Imagine that a variable takes values 0 and 1 with probability both 0.5. Sample from that distribution and most of the medians will be 0 or 1 and a very few exactly 0.5. The means will vary far less. The mean is much more stable in this circumstance.
Here is a sample graph of results. The plots are quantile plots, i.e. ordered values versus plotting position, a modified cumulative probability. The results are for 10,000 bootstrap samples from 1000 values, 500 each 0 and 1. The means range fortuitously but nicely from 0.436 to 0.564 with standard error 0.016. The medians are as said, with standard error 0.493. (Closed-form results are no doubt possible here too, but a graph makes the point vivid for all.)
But that is exceptional. It illustrates the least favourable case for medians, a symmetric bimodal distribution such that the median is likely to flip between different halves of the data. However, symmetric bimodal distributions are not especially common, but watch out for so-called U-shaped distributions in which the extremes are most common and intermediate values uncommon. Distributions that are unimodal, or in which the number of modes has only a small effect on median or mean, are more common.

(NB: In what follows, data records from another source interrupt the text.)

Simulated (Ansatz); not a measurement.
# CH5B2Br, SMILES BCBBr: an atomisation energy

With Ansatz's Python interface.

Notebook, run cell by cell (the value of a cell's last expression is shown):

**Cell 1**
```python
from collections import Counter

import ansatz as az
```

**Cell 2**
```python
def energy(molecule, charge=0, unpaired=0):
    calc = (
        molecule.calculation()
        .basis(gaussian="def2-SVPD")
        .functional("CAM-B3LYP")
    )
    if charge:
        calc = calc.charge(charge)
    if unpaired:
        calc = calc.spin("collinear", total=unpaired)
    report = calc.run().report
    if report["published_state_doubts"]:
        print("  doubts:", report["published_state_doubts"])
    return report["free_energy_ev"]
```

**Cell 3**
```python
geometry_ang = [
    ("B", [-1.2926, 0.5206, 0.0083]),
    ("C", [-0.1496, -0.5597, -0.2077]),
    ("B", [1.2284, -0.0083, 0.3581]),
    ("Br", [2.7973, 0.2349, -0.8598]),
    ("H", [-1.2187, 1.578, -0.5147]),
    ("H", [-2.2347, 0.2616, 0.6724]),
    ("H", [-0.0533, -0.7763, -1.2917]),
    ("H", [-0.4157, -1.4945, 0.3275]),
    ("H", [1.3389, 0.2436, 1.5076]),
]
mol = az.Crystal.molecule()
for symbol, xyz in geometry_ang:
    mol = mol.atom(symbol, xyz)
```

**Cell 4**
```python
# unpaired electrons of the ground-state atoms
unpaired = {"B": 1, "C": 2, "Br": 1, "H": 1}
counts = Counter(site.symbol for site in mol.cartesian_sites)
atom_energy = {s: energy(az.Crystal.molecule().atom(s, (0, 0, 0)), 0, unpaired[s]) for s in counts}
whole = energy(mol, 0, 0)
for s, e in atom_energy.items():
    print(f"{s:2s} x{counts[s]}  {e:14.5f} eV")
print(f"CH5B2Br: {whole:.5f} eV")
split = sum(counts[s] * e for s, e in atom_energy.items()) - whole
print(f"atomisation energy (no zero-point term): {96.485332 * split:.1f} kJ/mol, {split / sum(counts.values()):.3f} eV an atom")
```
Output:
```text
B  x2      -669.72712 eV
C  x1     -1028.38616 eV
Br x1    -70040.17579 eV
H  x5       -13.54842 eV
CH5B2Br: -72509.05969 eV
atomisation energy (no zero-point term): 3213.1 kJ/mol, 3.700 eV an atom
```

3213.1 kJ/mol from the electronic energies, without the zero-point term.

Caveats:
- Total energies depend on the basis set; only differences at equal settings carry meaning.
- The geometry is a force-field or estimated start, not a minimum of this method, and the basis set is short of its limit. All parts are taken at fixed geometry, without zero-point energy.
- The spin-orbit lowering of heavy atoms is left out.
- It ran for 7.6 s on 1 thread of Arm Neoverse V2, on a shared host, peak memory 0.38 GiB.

As advised by every treatment of robust statistics, a very common situation is that your data come with tails heavier than Gaussian and/or with outliers, and in those circumstances median will almost always be more robust. The point is that that is not a universal general result.
All that said, what relevance is a general result? You can at a minimum establish by bootstrapping the relative variability of mean and median for your own data. That's what you care about.